Major Chinese banks are about the same. The best part is that the ActiveX controls are optimized for IE6 (seriously) since various security settings in IE7+ prevent them from working.

Yes, the controls for added security only work with lower security settings. We keep around an dusty old Windows XP machine in the house just for using these websites.

AMEN! I never thought a website would be a competitive advantage for a bank, but I am actually switching all my accounts to Wells Fargo because their interface is mediocre (compared to Chase's which is horrendous). I have over a dozen bank accounts, and even more credit cards, between personal and businesses. It's an exponential increase in UI confusion with each account.
Blackboard, at every university.
I really believe this market is ripe for disruption. Like right now.
The problem is that as soon as you are any threat to them, they'll either sue you (they have a ton of e-learning related patents) or buy you. Not sure you want to go into that area.
Our University recently switched to Moodle, which is an open source competitor.
My university tried to write their own. But then each faculty decided they didn't like it and then wrote THEIR own.

Now I have to log into about 5 different systems to get anything done.

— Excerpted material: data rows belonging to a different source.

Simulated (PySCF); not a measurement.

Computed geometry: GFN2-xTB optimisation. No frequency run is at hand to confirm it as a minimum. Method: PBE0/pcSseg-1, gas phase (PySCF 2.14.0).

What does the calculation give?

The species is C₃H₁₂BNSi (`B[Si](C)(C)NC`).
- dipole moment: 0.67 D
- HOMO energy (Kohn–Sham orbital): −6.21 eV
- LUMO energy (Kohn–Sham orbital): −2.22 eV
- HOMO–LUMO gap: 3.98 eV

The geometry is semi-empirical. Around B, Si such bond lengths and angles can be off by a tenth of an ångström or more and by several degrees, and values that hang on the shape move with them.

So did ours. The problem is that most faculty hates it. You need to realize that most professors are quite set in their ways and have been using Blackboard for years, so they're opposing the full roll-out. Even some of the I.T. Faculty want to stick with Blackboard.
Same reason our University had such a hard time switching from Internet Explorer, and is still stuck on Windows XP. Most faculty members are not power users and they want to stick with what they know, no matter how crappy it is.
Is this what's keeping all the e-learning UIs so crappy and 1990s-looking? That's sad.
:) Recently acquired by Bb (from Elluminate). Not a user of the software so I can't really comment on that, I'm a Web guy. My Wife uses it and does occasionally complain to me now that I work for Bb, as if I could do something about it. I like the team that I work with though, good people.
Is Blackboard still horrible? I mean I know my University uses some old obscure version of Blackboard which is right out of the 90s, but judging by the blackboard website right now, it looks like their current UI might not be so bad. Too bad you can't find any sort of information about their products from the website - all they want is for you to call them.
Not only is the UI bad and filled with popups, frames and java-based security features, a friend of mine had to take a web-based test through the blackboard system and the test was all based on JavaScript - You could actually find out the correct answers by viewing the page source!
Several of the TV shows I watch put the episodes online (which is great), but the websites invariably fall short in the way they organise those videos and the rest of the site. They are definitely popular in spite of their UI, not because users "unconciously" prefer it.
Which TV sites do you not like and which do you consider good UI?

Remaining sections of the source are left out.